MOSCOW, August 20 (RIA Novosti) - Mongolia is focusing on reestablishing ties with China and Russia in light of the country’s weakest economic growth in four years, Bloomberg reported Wednesday.
“Both China and Russia are keenly interested in Mongolia’s resources, and both know that the country is going through a rough economic patch,” Peter Morrow, partner at NovaTerra LLC, which advises on projects including energy, was quoted as saying by Bloomberg from Ulaanbaatar.
The World Bank claimed Mongolia’s economy to be experiencing an adjustment period responding to the country’s large external and internal imbalances.
Mongolian foreign investment is expected to plummet 58 percent year-on-year to $1.32 billion, while inflation is set to rise 14.9 percent and the value of the Mongolian tugrik to hit a record low, decreasing in value by 16 percent.
“Russia has the ability to re-engage Mongolia economically very quickly,” Nick Cousyn, chief operating officer of Ulaanbaatar-based brokerage BDSec, said. “China on the other hand, can bring investment to Mongolia on a scale unequaled globally,” he added.
Chinese President Xi Jinping is expected to visit Mongolia on Thursday, in hopes of benefitting from Mongolia’s vast resources as well as use the country as an alternative to burning its own coal.
On August 14 the Mongolian government issued a prime minister’s decree authorizing an official to sign an agreement between Mongolia and China that would contribute to a continuous strategic partnership and sustainable development between the nations. Xi is expected to sign the agreement during his visit.
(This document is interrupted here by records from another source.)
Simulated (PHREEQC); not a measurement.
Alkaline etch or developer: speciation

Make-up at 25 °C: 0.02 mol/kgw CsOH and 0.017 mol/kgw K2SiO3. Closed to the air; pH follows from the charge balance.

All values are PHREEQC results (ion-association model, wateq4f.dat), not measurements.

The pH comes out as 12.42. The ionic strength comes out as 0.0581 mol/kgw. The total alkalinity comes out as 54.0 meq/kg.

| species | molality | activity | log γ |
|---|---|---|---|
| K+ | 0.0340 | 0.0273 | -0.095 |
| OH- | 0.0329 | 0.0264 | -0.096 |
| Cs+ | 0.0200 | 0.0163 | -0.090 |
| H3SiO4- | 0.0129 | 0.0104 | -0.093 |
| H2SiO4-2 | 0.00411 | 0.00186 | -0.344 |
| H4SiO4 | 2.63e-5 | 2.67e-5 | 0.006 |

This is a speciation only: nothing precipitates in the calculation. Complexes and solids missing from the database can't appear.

Russian Natural Resources and Environment Minister Sergei Donskoy reported Russia plans to sign off important documents that would increase bilateral cooperation during President Vladimir Putin’s visit to Mongolia on September 3. Bilateral trade as well as a medium-term program of cooperation between the two countries will be discussed.
The World Bank predicts Mongolia to continue experiencing double-digit inflation for the remainder of 2014 amid expanded domestic credit and currency depreciation.